Adjectives make up around a fifth of all words in English. Some are often used alongside modifiers such as “hot” or “cold” (very), “short” or “tall” (quite), and “delicious” or “disgusting” (absolutely). Others, like “unmistakable” or “unequivocal”, are accustomed to standing alone, and it is these which are traditionally the absolute adjectives.
However, adjectives can be slippery customers and words which are intended as absolutes will inevitably be used alongside modifiers in the interests of self-expression, as a way of adding emphasis. Indeed, the linguist and psychologist Steven Pinker points out the framers of the American Constitution were some of the first people guilty of this error, seeking, as they did “a more perfect union”.
In 1838, the grammarian Joseph Wright compiled a list of adjectives in his A Philosophical Grammar of the English Language which were not allowed to be modified. This group of words included “dead”, “false” and “obvious” but today most of us wouldn’t be shocked to see “nearly dead”, “mostly false” or “plainly obvious” on the page; it seems that common use just defies the rules when it comes to these words.
In the case of “unique”, most purists count the word as an absolute adjective – something either is or is not unique; there are not different levels of uniqueness – and would argue that the phrase “very unique” is a crime against language. However, as Professor Pinker has pointed out in his writing about the rules of language, this isn’t the correct way to approach the word unique and its uses and meanings because grammar is not logical.

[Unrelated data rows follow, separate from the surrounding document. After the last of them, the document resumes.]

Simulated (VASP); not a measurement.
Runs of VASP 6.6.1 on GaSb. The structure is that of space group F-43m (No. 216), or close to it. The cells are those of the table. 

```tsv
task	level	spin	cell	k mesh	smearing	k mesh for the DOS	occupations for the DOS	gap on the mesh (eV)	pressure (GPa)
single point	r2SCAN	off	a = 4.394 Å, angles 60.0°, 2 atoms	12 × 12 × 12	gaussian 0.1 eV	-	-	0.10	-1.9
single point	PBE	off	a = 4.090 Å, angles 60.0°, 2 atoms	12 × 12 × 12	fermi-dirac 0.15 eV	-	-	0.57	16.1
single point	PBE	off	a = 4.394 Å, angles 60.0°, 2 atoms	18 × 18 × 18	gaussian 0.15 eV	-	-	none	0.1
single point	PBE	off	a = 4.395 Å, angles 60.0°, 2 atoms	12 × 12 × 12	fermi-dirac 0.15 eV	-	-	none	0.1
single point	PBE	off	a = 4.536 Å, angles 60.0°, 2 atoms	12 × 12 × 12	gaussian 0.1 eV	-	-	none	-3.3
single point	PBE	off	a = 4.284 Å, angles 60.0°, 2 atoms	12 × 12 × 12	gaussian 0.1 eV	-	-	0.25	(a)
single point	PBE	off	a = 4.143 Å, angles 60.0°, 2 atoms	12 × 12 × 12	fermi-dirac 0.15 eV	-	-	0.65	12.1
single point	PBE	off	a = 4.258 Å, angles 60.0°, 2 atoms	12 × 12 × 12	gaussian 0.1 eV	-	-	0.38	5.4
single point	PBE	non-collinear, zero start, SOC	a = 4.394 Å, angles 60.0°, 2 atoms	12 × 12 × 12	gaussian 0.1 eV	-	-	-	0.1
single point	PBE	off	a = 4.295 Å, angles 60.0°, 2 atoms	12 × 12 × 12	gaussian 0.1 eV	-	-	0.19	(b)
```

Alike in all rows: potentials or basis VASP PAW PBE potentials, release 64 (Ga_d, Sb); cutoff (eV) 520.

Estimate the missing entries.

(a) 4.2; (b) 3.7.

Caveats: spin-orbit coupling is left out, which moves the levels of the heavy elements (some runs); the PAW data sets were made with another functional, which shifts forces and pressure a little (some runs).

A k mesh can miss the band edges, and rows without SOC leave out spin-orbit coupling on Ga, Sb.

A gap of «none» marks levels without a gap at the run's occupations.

According to Merriam-Webster: “Unique comes from the Latin word unus (“one”), and its original meanings in English were “being the only one” or “sole” and “having no like or equal” or “unequalled. [sic] These meanings are about as absolute as they can be, and are seldom modified. However, words that are in widespread use have a tendency to take on extended meanings, and unique also came to mean something that was unusual or rare, as in “a unique opportunity” or “a unique feature.” The fact is, the original (and most absolute) meaning of unique is the word’s least commonly used meaning today (meaning “sole” or “only,” as in “the unique copy of my manuscript”). But modifying unique when it means “unusual” is common.”
In fact, uniqueness itself requires some kind of qualification: all grains of sand are unique, so they say, but you need to be looking through a microscope to see the differences for yourself. Similarly, every pair of identical twins will end up having have some small point of difference if you look closely enough. So is nothing unique, or is everything unique?
The answer is neither, as Professor Pinker points out: “The concept “unique” is meaningful only after you specify which qualities are of interest to you. Calling something “quite unique” or “very unique” implies that the item differs from the others in an unusual number of qualities, that it differs from them to an unusual degree, or both.”
Indeed, as a fine example of how language evolves “most unique” made it to the urban dictionary a few years ago as a yearbook superlative – essentially a celebration of an individual described by a deliberately joyful misuse of language.
So we can feel free to go ahead modifying everything we like in terms of adjectives, but within reason. Those who immediately start describing anything as “very unique” will regret it, and good editors will call them out for such laziness because it is a clumsy description and your readers will not thank you for it.